# Does It Really Take Marriott 3 Weeks for ROFR Review



## spaulino (Apr 29, 2015)

When buyer/agent submits the ROFR to Marriott, does it really take Marriott 3 weeks to respond or has anyone here gotten it a lot quicker than that? I know Marriott has 3 weeks to respond but do they really take their time?   Just curious... I'm kind of excited but at the same time eager if it's going to be exercised so I can look and move on to the next.


----------



## GreenTea (Apr 29, 2015)

One I tried to buy was taken back at about a week.   Another within 24 hours.


----------



## taterhed (Apr 29, 2015)

My understanding is they may have a new paperwork guy who is taking a lot longer to make sure the contracts are correctly submitted

from my cell...

I had one shot take weeks, the other days.  shrug...


----------



## spaulino (Apr 29, 2015)

GreenTea said:


> One I tried to buy was taken back at about a week.   Another within 24 hours.



wow..really? Is this recent? For mine, I thought price was good compared to what others priced for same unit out there now.. Actually, there's not too many EOYs out there, more came out this week but last week, there was hardly any so we offered a little higher than the price just to be safe, of course still within price range of what I wanted to pay for it.. i'm crossing my fingers.

sucks that we dont have the list of what have passed for ROFR recently for Marriott properties... I have the list but it only goes till end of 2014 I think and prices have changed a lot since then on what's passing and what's being exercised.


----------



## TheTimeTraveler (Apr 29, 2015)

spaulino said:


> When buyer/agent submits the ROFR to Marriott, does it really take Marriott 3 weeks to respond or has anyone here gotten it a lot quicker than that? I know Marriott has 3 weeks to respond but do they really take their time?   Just curious... I'm kind of excited but at the same time eager if it's going to be exercised so I can look and move on to the next.





Keep in mind that a lot of the brokers/agents who regularly do ROFR paperwork to Marriott usually do them electronically, so in theory Marriott has the paperwork in moments.  Now, how long they take to act is another issue in it of itself but they can take up to 30 days.


.


----------



## GreenTea (Apr 29, 2015)

Good luck.  Waiting is the worst (for me).  I hope yours comes back quickly and in your favor.   I can't see that much makes a difference other than who opens the envelope , or email.   But I'm not in the game like most folks here.


----------



## Travelmore (Apr 29, 2015)

We closed on a unit last month. It took 24 days to receive the ROFR waiver, and when we did receive it.... there was an error on it. It then took another 5 days to get it changed.

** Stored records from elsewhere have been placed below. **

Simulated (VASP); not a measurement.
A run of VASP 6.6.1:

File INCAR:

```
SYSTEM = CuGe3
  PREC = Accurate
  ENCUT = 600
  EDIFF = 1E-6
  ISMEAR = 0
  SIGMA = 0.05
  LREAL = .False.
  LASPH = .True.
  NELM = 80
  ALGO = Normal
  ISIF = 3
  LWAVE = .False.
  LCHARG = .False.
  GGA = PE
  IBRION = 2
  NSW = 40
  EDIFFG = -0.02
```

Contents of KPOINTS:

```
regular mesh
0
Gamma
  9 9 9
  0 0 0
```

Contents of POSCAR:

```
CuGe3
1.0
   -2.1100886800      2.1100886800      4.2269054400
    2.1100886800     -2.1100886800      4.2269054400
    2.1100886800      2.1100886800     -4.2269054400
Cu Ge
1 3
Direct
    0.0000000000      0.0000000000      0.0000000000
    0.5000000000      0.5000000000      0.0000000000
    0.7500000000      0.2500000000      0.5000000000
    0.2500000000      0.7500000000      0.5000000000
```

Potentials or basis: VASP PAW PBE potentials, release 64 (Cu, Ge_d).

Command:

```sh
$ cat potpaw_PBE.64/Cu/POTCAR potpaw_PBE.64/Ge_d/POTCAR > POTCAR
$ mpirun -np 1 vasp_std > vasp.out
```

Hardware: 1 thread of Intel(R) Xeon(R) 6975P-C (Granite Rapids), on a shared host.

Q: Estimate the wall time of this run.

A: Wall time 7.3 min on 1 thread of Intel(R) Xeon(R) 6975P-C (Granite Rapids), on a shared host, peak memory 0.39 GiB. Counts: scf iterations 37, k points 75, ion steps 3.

I too had heard that there was a new person handling the paperwork, so possibly that was the reason for the delay. We have purchased before at the same property and based on past experiences were anticipating 1-2 weeks (usually around 10 days) for the waiver.

Hopefully yours will be faster.


----------



## Pens_Fan (Apr 29, 2015)

We are at 23 days currently and still waiting.


----------



## Docklander (Apr 30, 2015)

To add to the data points: A purchase we made last year took 20 days to clear ROFR.


----------



## NTP66 (Apr 30, 2015)

taterhed said:


> My understanding is they may have a new paperwork guy who is taking a lot longer to make sure the contracts are correctly submitted
> 
> from my cell...
> 
> I had one shot take weeks, the other days.  shrug...



This is exactly what I was told last month, after waiting 20-something days for my MOC (MMO) purchase to go through.


----------



## spaulino (Apr 30, 2015)

Pens_Fan said:


> We are at 23 days currently and still waiting.



Thanks everyone.. 

When people say X amount of days, is that X business days or total? I was told before that Marriott has 15 business days to respond... Is that not a true statement?


----------



## tschwa2 (Apr 30, 2015)

Some Marriott resorts have 30, some have 15, and some have no ROFR.

It is calendar days.


----------



## Pens_Fan (May 1, 2015)

spaulino said:


> Thanks everyone..
> 
> When people say X amount of days, is that X business days or total? I was told before that Marriott has 15 business days to respond... Is that not a true statement?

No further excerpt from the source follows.